One of the great attractions of educational technologies for many people is their potential to help open up and peer inside this so-called black box. For example:
  • When teachers talk in front of a class, there are only imperfect records of what transpired (teacher and student notes, memories of participants, what's left on the blackboard -- until that's erased). When lectures are recorded, on the other hand, there is a data trail that can be examined and potentially mined for related insights.
  • When students are asked to read in their paper textbook, there is no record of whether the book was actually opened, let along whether or not to the correct page, how long a page was viewed, etc. Not so when using e-readers or reading on the web.
  • Facts, figures and questions scribbled on the blackboard disappear once the class bell rings; when this information is entered into, say,  Blackboard TM (or any other digital learning management system, for that matter), they can potentially live on forever. 
And because these data are, at their essence, just a collection of ones and zeroes, it is easy to share them quickly and widely using the various connected technology devices we increasingly have at our disposal.
A few years ago I worked on a large project where a government was planning to introduce lots of new technologies into classrooms across its education system. Policymakers were not primarily seeking to do this in order to ‘transform teaching and learning’ (although of course the project was marketed this way), but rather so that they could better understand what was actually happening in classrooms. If students were scoring poorly on their national end-of-year assessments, policymakers were wondering: Is this because the quality of instruction was insufficient? Because the learning materials used were inadequate? Or might it be because the teachers never got to that part of the syllabus, and so students were being assessed on things they hadn’t been taught? If technology use was mandated, at least they might get some sense about what material was being covered in schools – and what wasn’t. Or so the thinking went ....

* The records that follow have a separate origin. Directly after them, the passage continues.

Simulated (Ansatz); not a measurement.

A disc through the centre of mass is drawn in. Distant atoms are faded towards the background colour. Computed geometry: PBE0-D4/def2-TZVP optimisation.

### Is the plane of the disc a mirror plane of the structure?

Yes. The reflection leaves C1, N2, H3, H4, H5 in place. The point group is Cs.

Yes, such digital trails are admittedly incomplete, and can obscure as much as they illuminate, especially if the limitations of such data are poorly understood and data are investigated and analyzed incompletely, poorly, or with bias (or malicious intent). They also carry with them all sorts of very important and thorny considerations related to privacy, security, intellectual property and many other issues.

That said, used well, the addition of additional data points holds out the tantalizing promise of potentially new and/or deeper insights than has been currently possible within 'analogue' classrooms.

But there is another 'black box of education' worth considering.

In many countries, there have been serious and expansive efforts underway to compel governments make available more ‘open data’ about what is happening in their societies, and to utilize more ‘open educational resources’ for learning – including in schools. Many international donor and aid agencies support related efforts in key ways. The World Bank is a big promoter of many of these so-called ‘open data’ initiatives, for example. UNESCO has long been a big proponent of ‘open education resources’ (OERs). To some degree, pretty much all international donor agencies are involved in such activities in some way.

There is no doubt that increased ‘openness’ of various sorts can help make many processes and decisions in the education sector more transparent, as well as have other benefits (by allowing the re-use and ‘re-mixing’ of OERs, teachers and students can themselves help create new teaching and learning materials; civil society groups and private firms can utilize open data to help build new products and services; etc.).

That said:
  • What happens when governments promote the use of open education data and open education resources but, at the same time, refuse to make openly available the algorithms (formulas) that are utilized to draw insights from, and make key decisions based on, these open data and resources?
  • Are we in danger of opening up one black box, only to place another, more inscrutable back box inside of it?